Thank you to the Georgetown/Scott County Tourism for providing complimentary tickets to tour Old Friends. All opinions are 100% my own.
If you have grown up in Kentucky as I have, then you know that horse racing is a HUGE thing here. For me, it was just horses running around a track, people betting their money, and either walking away with a wad of cash or simply going home more broke than when they arrived.
I never really took an interest in horse racing — that was until I visited the Old Friends Thoroughbred Retirement Farm during my weekend in Georgetown KY — a farm dedicated to beautiful thoroughbred horses who have reached their prime and have been given a place to live out their days — carefree and still full of life.
From the moment I stepped on the farm, my view was changed. It was that quick. I didn’t expect it, but something about walking on this farm completely transformed my view of horse racing forever.
Before the Tour
Before the tour starts, everyone is guided into the little house to purchase tickets, souvenirs, and to watch a video of how the farm came to be.
It was here that I met one of the nicest ladies you will ever meet. She took us on the tour of the farm and as I listened to her talk about each horse and share their story, you could feel her love and admiration for this place.
About Old Friends
In a little more than a decade Old Friends, the Thoroughbred Retirement Facility in Georgetown, KY, has put a new face on the concept of equine aftercare.
Founded in 2003 by former Boston Globe film critic Michael Blowen, the organization has grown from a leased paddock and one horse to a 136-acre farm, a herd of over 175 rescued and retired horses, and two satellite facilities: Old Friends at Cabin Creek in Greenfield Center, NY and Old Friends at Kentucky Downs in Franklin, KY.
In 2014 Old Friends was rewarded with a Special Eclipse Award honoring extraordinary service in the sport of Thoroughbred racing. But perhaps the greatest reward of all has been the respect and support of the owners, trainers, and fans who not only donate to the cause of protecting these amazing athletes but come out to the farm often and visit with all of their old friends.
Touring the Farm
From the little house, you start out on a walk down a beautiful stretch of road that leads to the stalls and fields of each stallion. We learned right off the bat that ALL male horses bite, and to be careful, but they loved being fed carrots.
Each of us got to learn a little about the horses — their story, their winning streaks, their losses and injuries — and what brought them to the farm in the first place.

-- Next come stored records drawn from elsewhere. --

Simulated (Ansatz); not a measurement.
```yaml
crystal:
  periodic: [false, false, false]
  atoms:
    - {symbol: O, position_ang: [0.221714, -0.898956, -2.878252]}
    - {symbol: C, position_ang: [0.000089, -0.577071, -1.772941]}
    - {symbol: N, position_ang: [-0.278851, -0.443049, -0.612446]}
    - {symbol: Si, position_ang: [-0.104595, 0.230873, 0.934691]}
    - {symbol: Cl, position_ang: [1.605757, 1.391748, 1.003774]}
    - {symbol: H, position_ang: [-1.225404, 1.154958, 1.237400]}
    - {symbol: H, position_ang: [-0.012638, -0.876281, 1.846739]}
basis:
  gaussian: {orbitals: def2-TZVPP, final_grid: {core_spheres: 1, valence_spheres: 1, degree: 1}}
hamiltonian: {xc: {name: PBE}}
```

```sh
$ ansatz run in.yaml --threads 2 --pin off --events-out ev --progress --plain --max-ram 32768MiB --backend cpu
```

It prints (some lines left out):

Here you will see horses like —
Silver Charm — 1997 Kentucky Derby and Preakness winner
Popcorn Deelites — The Horse That Played Sea Biscuit
War Emblem — 2002 Kentucky Derby and Preakness winner
Visiting each of these horses really brought to life horse racing for me. No longer was my mind focusing on the negatives of spending money to gamble on a horse that might or might not win, but animals that thrive for the chance to be great — to come alive at the sound of a loud bell and a gate opening.
What Happens to Horses Once They Pass Away
You might hear horror stories of what happens to horses when they die, but here at Old Friends, horses are treated with the utmost of respect — even when they pass away.
In fact, they have a specific grave spot for both the mares and the stallions. There are some great ones buried here.
To me, that spoke volumes that even after they get the ability to live out the rest of their lives here on the Old Friends farm without a care in the world, that upon their death, they are given a respectable burial place as well.
How You Can Help
The Old Friends Farm is run on donations, so you can help them out by either donating money here or buying from their Ebay store, buy something off their Amazon wish list or even better — visit the farm and see about sponsoring a paddock.
Reservations are required. To book a tour online, click here. Or to schedule a tour by phone, call us at (502) 863-1775. Tours are $10.00 for adults, $5.00 for kids 6-12, and kids 5 and under are free. The office and gift shop are located in the visitor center which is open from 10:00 – 4:00.
March 15th through November 5th, tours are daily at 10 am 1 pm & 3 pm.
Winter hours are November 6th through March 14th – one tour daily at 11:00 am only.
If you get the chance to visit Georgetown, KY, I encourage you to take this tour. Your view of what horse racing is will be changed forever. I know mine was.